'Blood Simple' [Blu ray]
(John Getz, Dan Hedaya, et al / Blu ray / NR / 2011 / MGM)
Overview: When Marty, the owner of a backwoods bar, hires a man to kill his cheating wife and her boyfriend, he opens a door into the criminal world that he'll never be able to shut. The sleazy hit man decides instead to shoot Marty, thereby collecting his unearned fee and eliminating the only person who could implicate him. Or so he thinks.
Blu ray Verdict: Without doubt one of the Coen's darkest films, `Blood Simple' is also one of their best. Slow, brooding and manipulative, `Blood Simple' unfolds like one of the most unsettling horror movies of our generation, and it does so with such distinguished fire we can't help but be stirred inside. This is one of those movies that are so mesmerizing that one doesn't initially notice the haunting aspects of the plot until it is too late and we are sucked deep inside.

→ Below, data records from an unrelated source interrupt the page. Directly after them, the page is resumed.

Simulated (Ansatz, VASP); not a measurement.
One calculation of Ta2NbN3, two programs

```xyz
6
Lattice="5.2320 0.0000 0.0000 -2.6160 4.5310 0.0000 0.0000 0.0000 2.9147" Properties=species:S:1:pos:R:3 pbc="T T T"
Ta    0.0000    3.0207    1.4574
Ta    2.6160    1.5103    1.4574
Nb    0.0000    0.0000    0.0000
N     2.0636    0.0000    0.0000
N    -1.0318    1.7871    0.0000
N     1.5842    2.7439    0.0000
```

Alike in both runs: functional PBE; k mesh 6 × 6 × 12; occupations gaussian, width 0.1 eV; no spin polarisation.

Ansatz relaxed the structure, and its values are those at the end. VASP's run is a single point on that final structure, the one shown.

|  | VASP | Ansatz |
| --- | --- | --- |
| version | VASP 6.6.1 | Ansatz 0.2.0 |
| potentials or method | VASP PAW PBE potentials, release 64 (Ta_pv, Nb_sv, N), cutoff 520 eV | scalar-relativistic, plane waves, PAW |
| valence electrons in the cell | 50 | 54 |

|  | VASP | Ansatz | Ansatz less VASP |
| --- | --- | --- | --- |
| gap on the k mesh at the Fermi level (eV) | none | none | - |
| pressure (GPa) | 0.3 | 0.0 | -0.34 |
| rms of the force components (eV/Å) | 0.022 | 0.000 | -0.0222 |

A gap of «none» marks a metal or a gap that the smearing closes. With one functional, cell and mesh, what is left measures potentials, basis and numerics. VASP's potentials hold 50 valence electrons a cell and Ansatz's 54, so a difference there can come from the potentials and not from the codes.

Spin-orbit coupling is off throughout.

The film follows Ray and Abby, two lovers who are hiding from Abby's vengeful husband Julian (who also happens to be Ray's boss). When Julian can't take his wife's cheating heart any longer he hires Private Investigator Loren Visser to kill them, but when Loren decides to try and pull one over on Julian everything goes downhill and spirals into an amalgam of tragedy.
The films darkness sheds light on the overwhelming consequences of betrayal, and while Julian doesn't appear to be the most respectable of men his wife's actions are really the root cause of the characters turmoil. `Blood Simple' is a wonderful example of the cold and obviously embellished results of a wandering heart and it exposes the evil that is lingering in us all, waiting for a chance of justifiably expose itself.
On the outset the film may appear to be nothing more than a well constructed horror thriller but it is a very smart character study and a truly mesmerizing answer to the cheating spouse. Even the ending is remarkable intelligent and on point with the films reasoning for it leaves the guilty party (ambiguous SPOILER here) alone to contemplate her actions.
The performances within this film are also stellar. I was most impressed with Dan Hedaya, an actor who always seems to find himself with a thankless supporting role. He is finally given a chance to exercise his acting muscle here as Julian and is utterly commanding and fear inspiring in each scene. Frances McDormand makes one amazing debut here, proving why she is so loved in the first place. The film is not very interested in her until the third act really, but she is so moving in that act. M. Emmet Walsh is incredibly creepy as Loren and John Getz is effectively apathetic (another smart play on the `other man' persona).
The final few frames of the film are some of the most intensely crafted scenes in the history of the genre and that whole `hand coming through the window' scene is remarkable to say the least. If you take nothing else away from this film, take away the fact that that last scene is one of the best scenes in the history of film.
`Blood Simple' is dark and gory and intense. It's also humorous (this is a Coen film) and intelligent. Underneath the films `horror' veneer is a film about as honest as they come in its dissection of the marital bonds and the aftereffects of their severing. [AE] This is a Widescreen Presentation (1.85:1) enhanced for 16x9 TVs.